Our list is pushing 250 and the chances are good that we would have about 175-200 attendees.
We could go for a larger venue and not cut the list, but that means a standard catering hall that has multiple events per day (some simultaneous).
We are leaning towards two really beautiful settings - renting a mansion or a playhouse. So opting for the bigger venue would mean alot more decorating costs as the mansion & playhouse both have a great look that could stand alone without decorating as heavily. We'd also have to pay to feed more people.
We are starting to separate the guest list into priority and try to cut the "& Guest" to see how low we can get. We still might not get to under 150 attendees that way.
So, what are your thoughts? Start looking for a bigger venue or just start hacking the list?

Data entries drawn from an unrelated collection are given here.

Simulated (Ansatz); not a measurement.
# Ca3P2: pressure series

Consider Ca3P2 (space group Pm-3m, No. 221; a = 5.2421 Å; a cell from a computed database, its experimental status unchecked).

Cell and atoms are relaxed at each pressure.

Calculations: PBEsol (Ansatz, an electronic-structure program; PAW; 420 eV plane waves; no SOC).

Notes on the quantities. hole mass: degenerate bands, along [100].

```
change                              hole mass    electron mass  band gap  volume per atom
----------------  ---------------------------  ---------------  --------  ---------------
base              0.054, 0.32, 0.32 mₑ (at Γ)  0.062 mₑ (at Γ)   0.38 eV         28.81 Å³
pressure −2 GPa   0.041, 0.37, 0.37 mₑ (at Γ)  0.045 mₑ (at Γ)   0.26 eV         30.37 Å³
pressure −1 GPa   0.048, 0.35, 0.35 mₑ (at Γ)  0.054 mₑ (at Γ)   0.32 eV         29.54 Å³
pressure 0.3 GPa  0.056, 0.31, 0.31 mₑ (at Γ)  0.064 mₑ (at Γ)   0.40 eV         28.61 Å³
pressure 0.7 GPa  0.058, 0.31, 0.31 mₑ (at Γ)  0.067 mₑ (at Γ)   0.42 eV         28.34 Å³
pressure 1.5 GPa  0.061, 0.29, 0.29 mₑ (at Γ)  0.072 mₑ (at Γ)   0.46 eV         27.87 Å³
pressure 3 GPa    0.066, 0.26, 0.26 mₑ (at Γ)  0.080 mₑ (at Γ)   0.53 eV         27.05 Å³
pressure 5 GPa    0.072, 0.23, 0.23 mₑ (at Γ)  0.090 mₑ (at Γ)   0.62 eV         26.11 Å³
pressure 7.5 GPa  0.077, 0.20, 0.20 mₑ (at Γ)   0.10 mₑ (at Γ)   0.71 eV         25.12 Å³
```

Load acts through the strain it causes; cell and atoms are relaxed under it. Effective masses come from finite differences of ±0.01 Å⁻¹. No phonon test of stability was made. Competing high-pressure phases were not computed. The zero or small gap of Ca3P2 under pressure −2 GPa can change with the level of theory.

2007-11-08 01:10:58 · 6 answers · asked by nova_queen_28 7 in Family & Relationships Weddings

Believe it or not, its the groom that really wants the mansion or playhouse. He likes the "ambiance" as well as the fact that nobody he knows has gotten married there before (there was an issue with one place i found - he doesn't want to go there 'cause his friend had his reception there).
My only desire is to have something unique. I was all set to rent a restored barn which is extremely affordable and we could splurge on the food & drinks & entertainment and not need to cut the guest list.
The funniest part is that its the grooms list that is pushing us over the top, too!
Maybe I'll tell him its either the barn, the place his friend had the wedding or he has to cut his list... LOL

2007-11-08 01:38:20 · update #1

We are ensuring that if we did have 200 or more people that we would be at a bit less expensive venue and would have the DJ only for 5 hours (the time limit of the place), and probably skip the chocolate fountain after dinner (nobody would miss it, I bet).
If we only have 150 then we could spend a little more on food/drinks, have the chocolate fountain after dinner and could provide entertainment for longer (ex: we could have the mansion for the entire day so we set the length of party-time, a feature we both really like)
Can't cut the kids - We live about 3 hours away from many of the attendees so if they come they have to spend the night so their kids are coming with them. There really aren't many of them anyway (definitely less than 10 kids).

2007-11-08 03:28:23 · update #2

6 answers

This is a really personal choice.

Will your budget allow you to rent a larger venue and accommodate the per head [rice of additional guests? That's the first thing to consider.

Now, you need to decide what's more important to your vision of the day - the perfect backdrop/location to set the tone of your reception, or celebrating with your friends & family. There is no right or wrong answer here - that question needs to be answered by you & your fiance.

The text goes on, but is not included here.